In [2]:
import zipfile

# Download zip file of pizza_steak images
!wget https://storage.googleapis.com/ztm_tf_course/food_vision/pizza_steak.zip

# Unzip the downloaded file
zip_ref = zipfile.ZipFile("pizza_steak.zip", "r")
zip_ref.extractall()
zip_ref.close()

--2023-11-02 01:57:12--  https://storage.googleapis.com/ztm_tf_course/food_vision/pizza_steak.zip
Resolving storage.googleapis.com (storage.googleapis.com)... 74.125.204.207, 64.233.187.207, 64.233.188.207, ...
Connecting to storage.googleapis.com (storage.googleapis.com)|74.125.204.207|:443... connected.
HTTP request sent, awaiting response... 200 OK
Length: 109540975 (104M) [application/zip]
Saving to: ‘pizza_steak.zip’


2023-11-02 01:57:17 (21.3 MB/s) - ‘pizza_steak.zip’ saved [109540975/109540975]



In [3]:
import os

for dirpath, dirnames, filenames in os.walk("pizza_steak"):
  print(f"There are {len(dirnames)} directories and {len(filenames)} images in '{dirpath}'.")

There are 2 directories and 0 images in 'pizza_steak'.
There are 2 directories and 0 images in 'pizza_steak/test'.
There are 0 directories and 250 images in 'pizza_steak/test/steak'.
There are 0 directories and 250 images in 'pizza_steak/test/pizza'.
There are 2 directories and 0 images in 'pizza_steak/train'.
There are 0 directories and 750 images in 'pizza_steak/train/steak'.
There are 0 directories and 750 images in 'pizza_steak/train/pizza'.


In [4]:
num_steak_images_train = len(os.listdir("pizza_steak/train/steak"))

num_steak_images_train

750

In [3]:
# Get the class names (programmatically, this is much more helpful with a longer list of classes)
import pathlib
import numpy as np
data_dir = pathlib.Path("pizza_steak/train/") # turn our training path into a Python path
class_names = np.array(sorted([item.name for item in data_dir.glob('*')])) # created a list of class_names from the subdirectories
print(class_names)

['pizza' 'steak']


In [8]:
import matplotlib.pyplot as plt
import matplotlib.image as mpimg
import random

def view_random_image(target_dir, target_class):
  # Setup target directory (we'll view images from here)
  target_folder = target_dir+target_class

  # Get a random image path
  random_image = random.sample(os.listdir(target_folder), 1)

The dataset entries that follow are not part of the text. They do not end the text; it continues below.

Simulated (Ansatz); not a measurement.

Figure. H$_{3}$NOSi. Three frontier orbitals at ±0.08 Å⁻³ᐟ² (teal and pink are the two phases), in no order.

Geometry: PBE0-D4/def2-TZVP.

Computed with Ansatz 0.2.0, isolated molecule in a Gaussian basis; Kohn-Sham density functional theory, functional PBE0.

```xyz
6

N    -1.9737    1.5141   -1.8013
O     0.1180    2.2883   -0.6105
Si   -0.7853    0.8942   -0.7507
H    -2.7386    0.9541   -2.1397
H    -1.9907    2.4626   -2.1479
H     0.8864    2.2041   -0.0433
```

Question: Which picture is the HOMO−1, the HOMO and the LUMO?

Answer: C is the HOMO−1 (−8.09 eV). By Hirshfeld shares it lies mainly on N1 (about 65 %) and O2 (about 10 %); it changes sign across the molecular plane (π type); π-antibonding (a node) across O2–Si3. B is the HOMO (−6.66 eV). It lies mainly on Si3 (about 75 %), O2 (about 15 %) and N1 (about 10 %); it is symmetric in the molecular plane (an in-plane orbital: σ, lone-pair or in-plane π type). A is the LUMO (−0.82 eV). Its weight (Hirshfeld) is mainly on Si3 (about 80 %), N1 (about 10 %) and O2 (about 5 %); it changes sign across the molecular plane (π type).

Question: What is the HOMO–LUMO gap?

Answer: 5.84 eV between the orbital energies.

  # Read in the image and plot it using matplotlib
  img = mpimg.imread(target_folder + "/" + random_image[0])
  plt.imshow(img)
  plt.title(target_class)
  plt.axis("off")

  print(f"Image shape: {img.shape}") # show the shape of the image

  return img


In [None]:
img = view_random_image(target_dir="pizza_steak/train/",
                        target_class="steak")

In [None]:
import tensorflow as tf
tf.constant(img)

In [None]:
img.shape # width, height, colour channels

In [None]:
# get all the balue in 0 & 1
img / 255.

In [4]:
import tensorflow as tf
from tensorflow.keras.preprocessing.image import ImageDataGenerator

tf.random.set_seed(42)
# Preprocess data (get all of the pixel values between 1 and 0, also called scaling/normalization)
train_datagen = ImageDataGenerator(rescale=1./255)
valid_datagen = ImageDataGenerator(rescale=1./255)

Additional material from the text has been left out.